The couple began dating in October 2010, court papers show. When the woman told her boyfriend she was pregnant and wanted to have the child, she claimed, he “threatened to terminate their relationship unless she terminated the pregnancy” and promised “he would remain in the relationship and would take her on a vacation to recover following the abortion.”

Based on these promises, she said in her lawsuit, she got an abortion on Feb. 24, 2011. He “ended their relationship shortly afterwards,” it says.

The ex-boyfriend, in turn, asked Carver to dismiss the complaint outright – which the judge did, following a court hearing, exactly a year ago this Sunday.

In her appeal of that ruling, the woman cited a 1957 case in which damages were paid to a spouse for “shame, humiliation, and mental anguish” caused by a bigamist.

The appeals panel, however, said she actually based her request for damages on a “breach of a promise to continue their relationship.”

Although it applies to marriage, Carver properly invoked the Heart Balm Act, which was enacted to prevent “manufactured” lawsuits that could be a “fruitful source of coercion, extortion and blackmail” and “used as devices for extracting large sums of money without proper justification” or to “force a settlement ” against “a reputable or wealthy or important member of the community,” the judges noted.

The appeals panel also found that Carver correctly supported the state Statute of Frauds as a defense because the ex-boyfriend’s alleged promises “were verbal and never committed to writing.”

In her appeal, the woman said Carver “misunderstood the nature” of her claims.

The lawsuit “was not about enforcing [the] defendant’s promise to remain in the relationship but instead about [him] intentionally interfering with her ‘recognized reproductive liberties’ by maliciously and fraudulently commandeering and corrupting [her] protected right to wield control over her body and to make her own reproductive choices,” she claimed.

In other words, her having the abortion – and not his ending the relationship – prompted the lawsuit.

“This is a distinction without a difference,” the appeals judges responded.

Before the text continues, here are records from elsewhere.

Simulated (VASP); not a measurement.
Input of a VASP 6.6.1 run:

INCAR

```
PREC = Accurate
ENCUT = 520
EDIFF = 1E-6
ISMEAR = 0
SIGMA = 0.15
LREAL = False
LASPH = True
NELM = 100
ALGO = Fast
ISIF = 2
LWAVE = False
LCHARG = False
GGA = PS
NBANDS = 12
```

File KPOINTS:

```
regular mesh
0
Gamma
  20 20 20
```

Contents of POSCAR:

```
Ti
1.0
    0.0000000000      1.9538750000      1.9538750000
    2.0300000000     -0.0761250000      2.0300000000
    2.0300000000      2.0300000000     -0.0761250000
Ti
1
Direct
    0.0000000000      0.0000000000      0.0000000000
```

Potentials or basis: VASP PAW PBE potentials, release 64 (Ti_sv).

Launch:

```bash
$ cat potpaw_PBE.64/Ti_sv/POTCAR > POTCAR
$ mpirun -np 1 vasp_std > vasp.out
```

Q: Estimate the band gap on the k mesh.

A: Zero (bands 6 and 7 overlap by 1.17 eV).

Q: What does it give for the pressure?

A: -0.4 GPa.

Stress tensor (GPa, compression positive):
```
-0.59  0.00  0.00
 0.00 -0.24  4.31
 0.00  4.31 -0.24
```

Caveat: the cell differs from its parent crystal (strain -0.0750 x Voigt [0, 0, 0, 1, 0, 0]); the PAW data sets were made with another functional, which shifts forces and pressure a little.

As Carver “correctly determined,” the panel wrote, “all of [her] claims were based on [his] promise to stay in her life, which is unenforceable.”

The woman’s decision to have an abortion “may have been influenced by [the] defendant,” the higher court wrote, “but she made the ultimate decision to terminate her pregnancy.

“Under the law and public policy, there is no cause of action for terminating one’s pregnancy and then regretting the decision due to subsequent events.”